Ph.D. thesis defense
Paper Form Classification for Information
Systems Strengthening in Developing Countries
Huguens Jean
1:00pm Friday, 19 December 2015, ITE 325b
In developing countries, people are now more likely to have access to a mobile phone than clean water, making cellular based technology the only viable medium for collecting, aggregating, and communicating local data so that it can be turned into useful information. While mobile phones have found broad application in reporting health, financial and environmental data, many data collection methods still suffer from delays, inefficiency and difficulties maintaining quality. In environments with insufficient IT support and infrastructure, and among populations with limited education and experience with technology, paper forms rather than electronic methods remain the predominant means for data collection.
To meet the digitization needs of paper driven data collection practices in developing countries, SHREDDR proposes an end-to-end architecture that transforms paper form images into structured digital information on-demand. To facilitate the automatic extraction of input regions in form images, this thesis extends the SHREDDR architecture with the necessary capabilities to efficiently classify form images according to their template document. Specifically, it introduces a novel framework for visually identifying form templates by decomposing the template identification problem into three distinct tasks: retrieval, learning and matching (RLM).

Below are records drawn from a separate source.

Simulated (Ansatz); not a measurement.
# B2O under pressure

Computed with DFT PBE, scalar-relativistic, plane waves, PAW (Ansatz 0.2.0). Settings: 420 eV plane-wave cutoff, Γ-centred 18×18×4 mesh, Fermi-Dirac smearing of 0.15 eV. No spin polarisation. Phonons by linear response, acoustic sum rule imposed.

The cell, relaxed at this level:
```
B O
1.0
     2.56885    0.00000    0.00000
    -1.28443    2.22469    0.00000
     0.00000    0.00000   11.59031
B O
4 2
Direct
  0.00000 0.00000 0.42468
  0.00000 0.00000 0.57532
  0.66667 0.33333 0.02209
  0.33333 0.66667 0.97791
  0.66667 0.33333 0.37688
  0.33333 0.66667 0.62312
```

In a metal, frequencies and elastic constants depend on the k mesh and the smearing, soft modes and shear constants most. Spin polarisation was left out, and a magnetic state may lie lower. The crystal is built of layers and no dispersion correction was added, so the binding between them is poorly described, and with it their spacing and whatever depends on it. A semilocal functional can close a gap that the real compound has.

Given a query form instance, the retrieval component finds and ranks the topmost h similar templates. If h>1, the matching component uses full image registration to conduct a more rigorous assessment of the visual similarity between the query form instance and the candidate templates. After matching, the retrieval’s preliminary ranking is adjusted, if necessary. The topmost candidate template with the highest registration score satisfying a global alignment threshold denotes the input form’s template. Based on the answer obtained from matching, the learning component updates the retrieval so that it can provide a better ranking in future searches. If h=1, the RLM bypasses matching and uses the retrieved template as the final classification.
Based on the proposed framework, the present thesis investigates form classification under the conditions of known and unknown template classes. A pilot study integrating the RLM into the SHREDDR system demonstrates its classification accuracy and its impact on digitization efficiency.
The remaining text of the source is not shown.